New 1.14 RC date?

Stephen J. Turnbull stephen at xemacs.org
Sat Apr 4 16:44:24 BST 2009


Andrew Bennetts writes:

 > Apologies for snipping and thus ignoring much of your reply, but I think
 > most of the points I'd make have already been made in this thread at once
 > already.

The only point that you snipped that I'd like to see discussion of is
my off-the-cuff guess at what the release cycle should look like, and
specifically, that a feature should land *early* in the cycle rather
than right before rolling the distribution media.

 > My point here, which you seem to have missed, is that "ready for
 > release" has several inputs,

No, I didn't miss it.  I'm deliberately ignoring it because you're
absolutely right, but it's irrelevant to my point.  My point, which
you may have missed, is that I am delegating that *technical*
judgment[1] to the contributor of the code, who presumably is taking
those inputs into account.

My understanding (which may be mistaken) is that some Brisbane core
proponent requested a delay (or supported one suggested by somebody
else), because that would allow them to land a feature that otherwise
*could not be done* for this release.  Their judgment, not mine.

 > You also say further down that you "have no opinion" on whether
 > this is actually a risky landing, which seems at odds with your
 > absolute certainty here that it's not ready to be in the release.

It's not "my" certainty.  I'm playing the role of project manager, who
has some technical experience but doesn't have his hands on this
particular feature.  (And in the real Bazaar development process,
that's trivially true!)  So it's "certainty" according to those who
requested the delay, or are taking advantage of the delay, to land a
feature that otherwise wouldn't have landed.  As a manager, that
raises red flags for me immediately.

 > > Let me take a hack at it.  It's *developer-centrism*.  "Gotta get
 > > mine in."  That's really what the developers are saying.  "It's
 > > good enough for us."  But releases are for users, not for
 > > bolstering developer ego.
 > 
 > I'm hoping you didn't intend that paragraph to be insulting, but
 > it's hard not to read it that way.

I know.  I've worked with enough developers.  But there's hardly any
other way to say it: "you're human, you know" is trite and hardly
specific enough.

 > I can assure you, as a developer, my driving motivation is making sure we
 > make the best tool for our users as we possibly can.  I don't have any
 > special insights into anyone else's thought processes, but I expect the
 > other developers feel the same way.

"The road to Hell is paved with good intentions" seems apropos here.
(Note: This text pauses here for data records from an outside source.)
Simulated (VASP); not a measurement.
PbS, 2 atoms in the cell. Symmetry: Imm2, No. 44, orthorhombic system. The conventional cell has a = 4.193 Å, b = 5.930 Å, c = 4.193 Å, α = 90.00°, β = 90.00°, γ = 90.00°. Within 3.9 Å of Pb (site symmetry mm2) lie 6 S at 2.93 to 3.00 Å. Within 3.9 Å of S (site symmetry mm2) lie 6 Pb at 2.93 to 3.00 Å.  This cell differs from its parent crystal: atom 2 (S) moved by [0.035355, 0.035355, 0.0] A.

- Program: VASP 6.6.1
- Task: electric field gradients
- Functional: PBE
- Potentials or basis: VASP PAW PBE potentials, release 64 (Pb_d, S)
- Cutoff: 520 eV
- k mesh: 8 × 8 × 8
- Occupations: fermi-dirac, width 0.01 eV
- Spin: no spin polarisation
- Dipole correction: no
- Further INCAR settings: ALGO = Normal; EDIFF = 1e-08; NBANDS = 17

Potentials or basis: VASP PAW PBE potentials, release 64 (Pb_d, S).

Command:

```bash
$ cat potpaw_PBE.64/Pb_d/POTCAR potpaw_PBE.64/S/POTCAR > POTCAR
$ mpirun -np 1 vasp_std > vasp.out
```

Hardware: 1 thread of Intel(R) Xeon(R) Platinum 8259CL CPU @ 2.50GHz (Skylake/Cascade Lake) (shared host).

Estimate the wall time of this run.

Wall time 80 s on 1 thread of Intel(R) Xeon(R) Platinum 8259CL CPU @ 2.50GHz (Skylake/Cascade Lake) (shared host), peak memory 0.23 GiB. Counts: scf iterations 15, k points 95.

Of course that's your motivation, but developers are people too, just
as capable of kidding themselves about the value of their work as
anyone else.  In my experience, hackers are about as optimistic about
their own product as they come.  "Let's get this in, the users will
love it."  Now, most of the core Bazaar developers are professionals
(ie, employed to work on the project), and both by incentive and by
selection probably have a more objective view than the typical hacker.
But ... that was true of the teams that Fred Brooks wrote "The
Mythical Man-Month" about, too.

 > Or if that doesn't reassure you: happy users bolster my ego, and unhappy
 > users deflate it.  It's simply not in my interest, or my ego's interest, to
 > have a bad release.  Not even in the service of a hopefully better one down
 > the track.

Strawman.  Of course you don't have a stake in producing a bad
release.  But people, and developers are people, are very much capable
of being excessively optimistic about the probability of success and
the size of the damage if something does go wrong.  And they tend to
completely discount any damage to the process itself.

A one-month release cycle is extremely ambitious.  The Bazaar team has
done an excellent job of keeping to that schedule so far, but it's
only been a half-dozen or so, right?  But it's human nature to
overvalue the product, and undervalue the plan (process) that produced
it.  Maybe a release per month was too ambitious.  What I'm saying is
that you won't know until you try it.

AIUI, this is your first real test.  You have an important feature
that should have just missed the window, and now you have a chance to
rush it in.  So you do.  What does that say about your evaluation of
the value of the process and the one-month schedule?

"Special cases aren't special enough to break the rules."  Are they?


Footnotes: 
[1]  I was a release manager before I was a major code contributor.